The No Carousel
One of the very first things that they teach you at school is the memory awareness: Discovery of the continuity between present and past works due to specific space and time coordinates acquisition, needed to understand the unfolding and the recreation of the events. Seize time in its moments of succession, duration , contemporaneity and cyclic nature is an important goal in the human development, meanwhile acknowledging the memory complexity, in which also the oblivion is included, it involves understanding that preservation is the result of selection, and of a choice.
In 2010 i spent three years at the Turin Cinema Film Archives, specifically in the film inspection and cataloguing department .The archive experience strictly imposed me a method of waiting, deceleration and discovery, an attitude of careful attention of the relationship between cancellation and preservation.
This work experience was the key to forming my current artistic research. I often take inspiration from the slow way of working in archival films, from the way of looking at the frames paying attention to their wounds. These aspects have become an obsession to the point of pushing me to build a collection consisting of vernacular analogue photographic material considered a waste because it is abandoned or simply unwanted. “The No Carousel” mainly consists of slides that i find in second hand shops or on the street, the abandonment and their possible damage represent the story of these images that become for me a fertility space. They are images that have the power and seduction of precious objects, of those treasures to be looked at closely, with attention and desire. Scrunching them carefully i go in search of who knows what detail and particularly perhaps a clue that can continue the story i imagined looking at the scene for the first time, a story that i find myself spying on in a sort of diary of images. So many questions arise while viewing these mysterious photographs, almost all unanswered. But how Mary Oliver will write “There are so many stories more beautiful than answers” (“Snake” in American Primitive, 1983).
“The No Carousel” is dedicated to what resists, what settles in spite of destruction and transformation, but despite my obsession with what i manage to keep, I am aware that the times of life determine the choice of what to keep and what to throw away.

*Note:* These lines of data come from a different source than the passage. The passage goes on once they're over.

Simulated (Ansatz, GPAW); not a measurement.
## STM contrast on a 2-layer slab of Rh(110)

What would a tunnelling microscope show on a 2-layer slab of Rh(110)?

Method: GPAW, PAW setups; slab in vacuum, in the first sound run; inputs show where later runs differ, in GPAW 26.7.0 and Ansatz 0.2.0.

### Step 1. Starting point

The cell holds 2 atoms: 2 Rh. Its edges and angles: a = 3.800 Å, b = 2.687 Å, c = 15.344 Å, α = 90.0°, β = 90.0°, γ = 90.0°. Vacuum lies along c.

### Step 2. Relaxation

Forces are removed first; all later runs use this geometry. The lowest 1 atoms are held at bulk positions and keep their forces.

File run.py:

In the same way in librarianship we speak of rejection or revision weed control or weeding when we want to carry out the operation that consists of selecting useless documents in a collection. The archivist is called upon to decide which documents have and will have value and which ones do not. In the moment of choice - and rejection, perhaps- the archivist, is alone, and inevitably follows subjective criteria.
The selection follows the evaluation, and it is the moment in which the final destination of each type of document is decided. It is a complex operation that must keep in mind the meaning of responsibility and the relationship with prudence and control.
The “No Carousel” slides tell about vulnerability, loss and drift, and are a part of my personal archive because they are the consequence of a choice made by someone who said no.
It is a fragile archive, precisely because its conversation is continually strained on the limit between denial and affirmation , between silence and narration, between keeping hidden and showing.
The fact remains that they are truly seductive images.